Recent developments related to the epic age of technology have amde society become more connected through digital means. But on the other side more disconnected on a phsyical level. While this becomes of higher importance when one ages or is in the need of care.
In a little town called Naarden there is a street where people have asked for help to become more connected. While time passes they are growing more uncertain about available sources of help from their neighbours. The human ability to empathize is what triggers people to help one another. Stimulating the empathy of the residents is central in both the end product and during the design process.
Below a summary of the project. Interested in what I’ve learned and where I missed up? Or more in depth information or questions? Feel free to contact me.
Before you can design a bridge, an end product, you needs to research the area and solve several challenges. Such as what kind of banks the bridge resides on, what will run under, weather conditions, available resources and much more. But in this day of age I’m not the first one to create a bridge. Therefore I did an analysis of possible competitors and researched different models about why and how people aid others in need.

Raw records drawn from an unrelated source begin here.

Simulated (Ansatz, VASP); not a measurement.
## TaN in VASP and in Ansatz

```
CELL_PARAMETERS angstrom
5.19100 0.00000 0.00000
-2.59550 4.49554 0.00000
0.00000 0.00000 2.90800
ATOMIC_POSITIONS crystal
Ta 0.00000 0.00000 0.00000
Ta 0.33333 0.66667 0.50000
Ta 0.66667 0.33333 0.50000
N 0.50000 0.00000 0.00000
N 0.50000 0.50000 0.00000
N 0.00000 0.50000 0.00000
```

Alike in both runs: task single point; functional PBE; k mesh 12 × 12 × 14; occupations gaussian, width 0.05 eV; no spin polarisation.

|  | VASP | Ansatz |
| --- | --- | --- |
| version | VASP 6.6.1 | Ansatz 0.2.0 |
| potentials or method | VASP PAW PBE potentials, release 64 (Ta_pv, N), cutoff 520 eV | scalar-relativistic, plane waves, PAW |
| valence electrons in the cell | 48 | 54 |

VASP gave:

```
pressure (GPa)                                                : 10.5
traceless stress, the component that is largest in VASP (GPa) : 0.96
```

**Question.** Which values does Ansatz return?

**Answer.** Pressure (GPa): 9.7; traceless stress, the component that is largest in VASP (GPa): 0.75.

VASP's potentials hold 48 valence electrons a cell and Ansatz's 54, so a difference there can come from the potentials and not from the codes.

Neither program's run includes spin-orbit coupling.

Based on the found information I created a first paper prototype to be used during the first design session. The goal of this session was to connect with the residents, gain their support and show them how easy it is to actually create possible solutions they have in mind.
During the design session the participants jumped aboard and were happy to help out. But they asked to not specifically focus on situations about health care. Helping out with throwing a party is equally important, in such situations one really gets to know one another. And based on that connections they will aid others faster.
To get to know the participants better I’ve invited them over for a beer in a local pub. Due to the comfortable setting (and alcohol) we had a normal conversation, instead of an interrogation style interview. During the conversation we spoke about what triggers them to take action and what it takes for them to decide to help some one.
There is a big variety of triggers, obstacles and other factors the to-be-designed solution has to take in mind. For example insecurities (‘I don’t know how to help’) and timing (‘If I’m already at the supermarket I don’t mind picking up his dinner’). But there is one common process they all follow. First they have to know something is up, then find out more about what’s going on and so they then know how to act and help some one.
Based on this new information I created a new prototype for the second design session. This prototype simulated a new way to notifys other they could use help, what kind of help and communicate about it by sending messages. During the sessions they wrote the messages themselves and discussed them afterward. The participants did not need any help making their questions and answers clear. But they would like to have ways to show the importance, categories and mark things private.
Parallel to the end product development I went on a search of how other available technologies could enlarge the add value. As technology keeps advancing, more and more sensors are being applied. This creates a new network of information that can be put to use. For example context aware notifications based on a combination of location and questions asked. Or applying datasets to support how a user plans or asks something.
By mapping the involved entities, relations, attributes and flows, for different situations where the end product can be of use, it is easy to see how a surrounding system and external datasets support the user. The new insights this has generated have been taken in account during the development of the third prototype.
For the third design session the prototype was printed out and laid out. The participants were given the goal to organise and communicate different events, from barbecue’s to laundry to aiding some one, while obstacles occurred. The participants were very happy with the product layout and concept. All the feedback was on product level, interaction and copy.
By now the product was still mostly wireframes. It was not pleasing for the eye and didn’t give off a lot of emotion visually. Also when wanting to develop the first version there are multiple constraints one has to keep in mind, such as finance and development restrictions.
By applying the google material styling many of these constraints were overcome. For the visual design the colours blue and orange have been chosen together with the participants. Blue eminates calmess and responsiblity and orange eminates change and health. All important in the context of this product.
With this the first high fidelity prototype was created and the concept finetuned. The participants were very happy with the end results and are looking forward for the first developed version. Meanwhile I decided to do some more in-depth test with a new group of participants to get more feedback. Once again the feedback was only on product level, agreeing with what the concept could mean for them and it having added value.
At the start of the project the street was divided in three small social communities. By having one or two inviduals from each community in the design sessions hey have gotten to know each other better. Now when the sun is out they have 1 big street barbecue instead of 3 small seperate ones. From this I can conclude that the social connections in the street have been changed for the better.
The end product, the mobile application, is yet to be realized. Due tot different changes in the municipality it was not possible to acquire a funding budget.